Today, was like any other day: my alarm went off, I got ready for work, I got in my truck... and then nothing. My truck didn't start. The same thing happened the other day, but I was kind of just hoping that the battery just got run down. I took out the battery charger (again), but this time it didn't hold a charge. Despite the fact that I was just sitting in my driveway, I called AAA. The technician was there in less than an hour and... get this... it was a woman!! You know that I was thrilled to see a woman working in a field that is dominated by men.
That got me to thinking about my woman warrior series and women who have made strides in the automobile industry. A little bit of looking around led me to Alice Ramsey. In a time when women still didn't have the right to vote and were far from independent, Alice Ramsey was the first woman to drive across the United States. It was 1909 and she was 22 years old. She drove a dark-green, four-cylinder, 30-horsepower 1909 Maxwell DA, a touring car with two bench seats and a removable pantasote roof. The highest speed it reached: 42 miles per hour. At this time, it was typical to see women travel short distances, but a cross-country trip had been tried only a handful of times and never accomplished. Only six years had passed since Dr. Horatio Nelson Jackson’s 1903 drive marked the first male cross-country success.
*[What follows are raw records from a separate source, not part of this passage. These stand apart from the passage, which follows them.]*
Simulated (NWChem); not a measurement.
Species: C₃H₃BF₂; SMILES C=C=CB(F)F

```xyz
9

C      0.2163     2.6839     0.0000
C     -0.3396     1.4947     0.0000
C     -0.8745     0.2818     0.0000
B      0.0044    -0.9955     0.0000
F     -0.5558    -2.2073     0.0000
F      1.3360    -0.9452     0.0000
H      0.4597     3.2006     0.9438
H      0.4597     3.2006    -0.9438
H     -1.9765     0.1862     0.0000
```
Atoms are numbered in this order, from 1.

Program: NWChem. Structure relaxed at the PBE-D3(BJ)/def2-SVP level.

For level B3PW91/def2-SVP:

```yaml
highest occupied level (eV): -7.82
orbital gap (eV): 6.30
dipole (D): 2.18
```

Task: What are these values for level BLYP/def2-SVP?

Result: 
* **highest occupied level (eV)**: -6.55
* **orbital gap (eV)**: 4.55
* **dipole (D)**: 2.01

We take some things for granted with our cars today: at that time, the sheer physical triumph of survival of a cross country trip was impressive. Though the Maxwell-Briscoe Company published an ad stating that the group (Ramsey traveled with her two sisters-in law and a friend) traveled “without a particle of car trouble,” this was far from the truth. Ramsey had fixed at least one tire blowout and had called for a mechanic to repair a coil in Syracuse, waiting near their car as someone in the crowd cried “Get a horse!” as Ramsey would recall. In the Midwest, the car ran out of gas. The women had forgotten to check the tank, a process that required the driver and her seatmate to leave the car, remove the front seat cushion, and stick a ruler into the Maxwell’s specially fitted 20-gallon fuel tank. The next day, moving through mud in low gear overworked the car, and the transmission needed water. There was no extra on board, so her two sisters-in-law proved their mettle by using their toothbrush and toiletries holders—made of cut-glass and sterling silver—to transport water ounce by ounce from road-side ditches to the radiator. Some potholed, muddy roads proved practically impassable for the tread-less tires. It was slow-moving and, in one case, no-moving: the women slept beside an overflowed creek until the water receded enough that they could ford it.
Because the automobile industry was yet in its infancy, America’s roads were not yet designed for long-distance driving. For navigation, Ramsey relied on the Blue Book series of automotive guides, which gave directions using landmarks. But sometimes the route changed faster than the books. The women struggled to find a “yellow house and barn” at which they were supposed to turn left; a horse-loyal farmer had deliberately foiled drivers by repainting in green. Worse, there were no books for regions west of the Mississippi River. The Maxwell took worn routes, at crossroads following the telegraph poles “with the greatest number of wires,” according to Ramsey. On certain days, the Maxwell-Briscoe Company hired pilot cars familiar with the area to lead them. Even so, the party sometimes hit a dead end at a mine or sandpit and had to backtrack for miles.
Finally, on August 7, 1909, and they had made it. In total, the trip had taken 59 days and covered 3,800 miles from New York to California.
After her brief bout with fame, Ramsey returned to New Jersey by train, where she resumed a relatively low-key profile raising two children. She continued her cross-country drives, losing count after her thirtieth. In 1960, the Automobile Manufacturers Association named her their “First Lady of Automotive Travel” for her trek across a “trackless land.” The next year Ramsey published Veil, Duster, and Tire Iron, a chronicle of the 1909 trip. She later drove five of the six passes of the Swiss Alps, giving up the last under doctor’s orders regarding her pacemaker. Ramsey died in 1983.
It's crazy for me to think that even today, in our forward thinking society, there are some women that don't even know how to fill up their gas tank, that simply look at their engine and get intimidated. And then you look back at a brave, pioneer like Alice Ramsey... I don't know about you, but it makes me want to get greasy and learn about the inside of my truck.
2 comments:
you have to put her book on your "must reads" list, you know.
mad maxine we shall nickname her.
Great blog! This article inspires me to create a piece of jewelry and name it "Alice Ramsey"... Thank you for sharring!